By default they'll just show as single drives. Only becomes RAID if you setup an array.

so the 'JBOD' specification for RAID cards isn't necessary?
No, unless you want to group all your drives into a massive chunk of space. No point of doing this at the card level anyways since you can do it within Windows (dynamic disks).
 
oh....apparently i totally misunderstood what JBOD meant. I always thought JBOD was equivalent to plugging into the motherboard; each drive gets its own letter, partitions notwithstanding.

so i JBOD a bunch of disks, it'll appear as a single huge drive and when i write to it, the data gets randomly stored to one of the disks?
 
so i JBOD a bunch of disks, it'll appear as a single huge drive and when i write to it, the data gets randomly stored to one of the disks?
Correct. So let's say you have 4x 1TB drives in JBOD. It would show as a single 4TB drive in Windows. You have no idea where your data resides.
 
JBOD (just a bunch of disks) is exactly that - each disk is independent. There is no collective property or dependence. Each behaves as a separate drive and no special software is required.
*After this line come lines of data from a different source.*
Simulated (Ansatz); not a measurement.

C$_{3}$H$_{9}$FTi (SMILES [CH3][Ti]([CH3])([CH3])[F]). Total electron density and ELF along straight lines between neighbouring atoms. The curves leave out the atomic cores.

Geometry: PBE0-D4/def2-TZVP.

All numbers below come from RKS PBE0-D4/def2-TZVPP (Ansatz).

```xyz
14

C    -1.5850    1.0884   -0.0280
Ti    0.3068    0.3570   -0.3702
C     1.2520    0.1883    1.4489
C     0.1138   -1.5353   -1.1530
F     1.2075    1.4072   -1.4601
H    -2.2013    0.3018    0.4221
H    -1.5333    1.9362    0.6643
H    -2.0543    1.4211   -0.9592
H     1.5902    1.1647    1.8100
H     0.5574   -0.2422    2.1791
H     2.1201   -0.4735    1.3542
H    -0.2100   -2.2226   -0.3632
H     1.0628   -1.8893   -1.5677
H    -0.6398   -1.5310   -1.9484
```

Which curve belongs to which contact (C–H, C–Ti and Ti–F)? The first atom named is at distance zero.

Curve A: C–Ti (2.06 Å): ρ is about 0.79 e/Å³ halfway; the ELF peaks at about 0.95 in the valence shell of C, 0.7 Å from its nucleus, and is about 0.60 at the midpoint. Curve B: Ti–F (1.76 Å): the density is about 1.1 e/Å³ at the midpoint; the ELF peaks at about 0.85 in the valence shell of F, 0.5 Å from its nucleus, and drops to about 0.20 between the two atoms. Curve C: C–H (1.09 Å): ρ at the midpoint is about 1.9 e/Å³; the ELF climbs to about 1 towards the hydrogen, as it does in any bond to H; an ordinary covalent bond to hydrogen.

For example in JBOD mode, disk1, disk2, disk3 disk4 are seen as E:, F: G:, H:



Where all the physical disks are concatenated into a single "disk", is properly known as disk spanning (sometimes a BIG disk) but is not JBOD. This needs to be implemented in either controller firmware or OS software or a combination of both.


For example in SPAN mode disk1, disk2, disk3, disk4 are seen as one large E:
 
Hmm I've always been under the impression that when a RAID controller says it has JBOD it means that it combines all the drives into a single volume.

Even a quick Google yields both explanations from varying sites. Definitely some misinformation going on.